Profit (That one was FAR, Far too cerebral for Fox)

Wonderfalls

Firefly

John Doe (And they ended it on a cliffhanger!)

Kindred: The Embraced

Nowhere Man

Crusade

Seaquest (no, you can't throw things at me for that one - it was a guilty pleasure)

Hack

Police Squad

Briscoe County

G vs. E (another guilty pleasure)

Karen Sisco


----------



## CCarncross (Jul 19, 2005)

The interesting thing here is, this long list that mhking posted, except for a couple I dont really know anythign about(Nowhere Man, Kindred), I liked and watched every single one of those shows...doesnt taht mean we both have really bad taste?



There is no way that these shows were bad!!!


----------



## JM Anthony (Nov 16, 2003)

CCarncross said:


> The interesting thing here is, this long list that mhking posted, except for a couple I dont really know anythign about(Nowhere Man, Kindred), I liked and watched every single one of those shows...doesnt taht mean we both have really bad taste?
> 
> 
> 
> There is no way that these shows were bad!!!


Or it could just be that the two of you were way ahead of a crowd that never caught up.  There are a lot of "successful" shows that are mindless dribble. I like interesting shows and those are the ones that make you think, or quirky, or have a really interesting cast.

john


----------



## penguin44 (Oct 29, 2005)

Action

Enterprise

Futurama

Police Squad


----------



## Link (Feb 2, 2004)

Grand (on NBC following Cheers in 1990). The first season was great with good ratings. The second year they tried to make changes and it flopped.
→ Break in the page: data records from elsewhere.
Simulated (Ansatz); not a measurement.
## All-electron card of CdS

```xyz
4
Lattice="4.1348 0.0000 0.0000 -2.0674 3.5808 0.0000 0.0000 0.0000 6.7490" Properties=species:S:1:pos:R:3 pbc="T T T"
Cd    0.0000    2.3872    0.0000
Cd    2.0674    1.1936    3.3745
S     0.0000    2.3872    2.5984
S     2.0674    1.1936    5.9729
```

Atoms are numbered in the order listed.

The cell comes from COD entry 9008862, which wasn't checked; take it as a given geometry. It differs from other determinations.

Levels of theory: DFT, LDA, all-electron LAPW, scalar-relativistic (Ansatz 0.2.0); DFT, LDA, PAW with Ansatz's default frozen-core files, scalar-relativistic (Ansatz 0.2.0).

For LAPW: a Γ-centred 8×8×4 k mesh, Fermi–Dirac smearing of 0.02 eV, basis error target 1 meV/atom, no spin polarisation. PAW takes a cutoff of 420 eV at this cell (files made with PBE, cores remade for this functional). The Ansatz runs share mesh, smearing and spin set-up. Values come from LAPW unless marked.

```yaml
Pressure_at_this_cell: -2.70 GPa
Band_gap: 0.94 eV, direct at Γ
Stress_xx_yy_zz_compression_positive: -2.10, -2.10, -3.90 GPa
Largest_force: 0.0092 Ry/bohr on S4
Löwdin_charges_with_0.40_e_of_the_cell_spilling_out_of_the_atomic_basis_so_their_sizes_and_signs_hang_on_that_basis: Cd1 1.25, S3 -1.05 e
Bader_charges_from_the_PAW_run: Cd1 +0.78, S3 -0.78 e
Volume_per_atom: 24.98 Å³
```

The show had talented actors like Michael McKeon, Pamela Reed and Bonnie Hunt.


----------



## olgeezer (Dec 5, 2003)

My favorite show that never made it was called the "Outcasts" with Don Murray and Otis Young who played bounty hunters in the post Civil war west. 1968 season. Lasted one season in black and white and was great. Same time frame a series that only made it a few seasons (back then less than one season was unheard of) started in black and white but made the conversion to color was "Gilligan's Island" Folded and immediately went to sindication (all repeats) and the rest is history.


----------



## Nick (Apr 23, 2002)

CSI: Des Moines


----------



## olgeezer (Dec 5, 2003)

Nick said:


> CSI: Des Moines


I think it's still playing here.


----------



## SerenityNOW (Jan 13, 2006)

Hi folks, this is my first post here on the forum so here goes:

Another vote for Firefly (bought the dvd set, saw Serenity in theater and bought its dvd), ST: Voyager and ST: Enterprise, parroting Mr. King with Seaquest-DSV (I recorded the pilot ep on tape but now I can't seem to find it... ) starring Roy Scheider right?

And in no particular order: Roswell, Titus, Politically Incorrect with Bill Maher, Lexx (quirky and weird but good), Win Ben Stein's Money, and Farscape.


----------



## penguin44 (Oct 29, 2005)

I just thought of another one. You brought up Seaquest and that got me thinking what I watched in those days. A show called Viper. It was a cop show, kind of like Knight Rider, but it had a car that changed from a Red Viper into a Silver one with all sorts of cool gadgets. It didn't last long, but the first few episodes I have on tape still hold up these days.


----------



## DTC mac (Oct 23, 2005)

Let me rant about.....

UPN

Killed "Dilbert" to open up room for *cough* "urban comedies"....vomit

Let the Coke II Star Trek franchises run ad nauseum yet killed "ST:Enterprise" just when it started getting good.

God I hope "Boondocks" spears UPN they way they ought to be.


----------



## Nikos09 (Oct 6, 2004)

Great call by mhking on Profit. A show I still think about when the office politics get heated.


----------



## TNGTony (Mar 23, 2002)

My guilty pleasure was "Mr. Sterling". I liked the show. I also liked the Supreme Court show that starred James Garner. Both were crap shows I liked. 

See ya
Tony


----------



## CCarncross (Jul 19, 2005)

First Monday

That actually was a very good show...thats why it was cancelled. Good tv cant survive in this country


----------



## TNGTony (Mar 23, 2002)

That's the one.


----------



## JM Anthony (Nov 16, 2003)

Geez, all of these posts with a lot of shows I never saw. Makes me wish we'd have one full week or two of these shows running back to back so I can check 'em all out!!

John


----------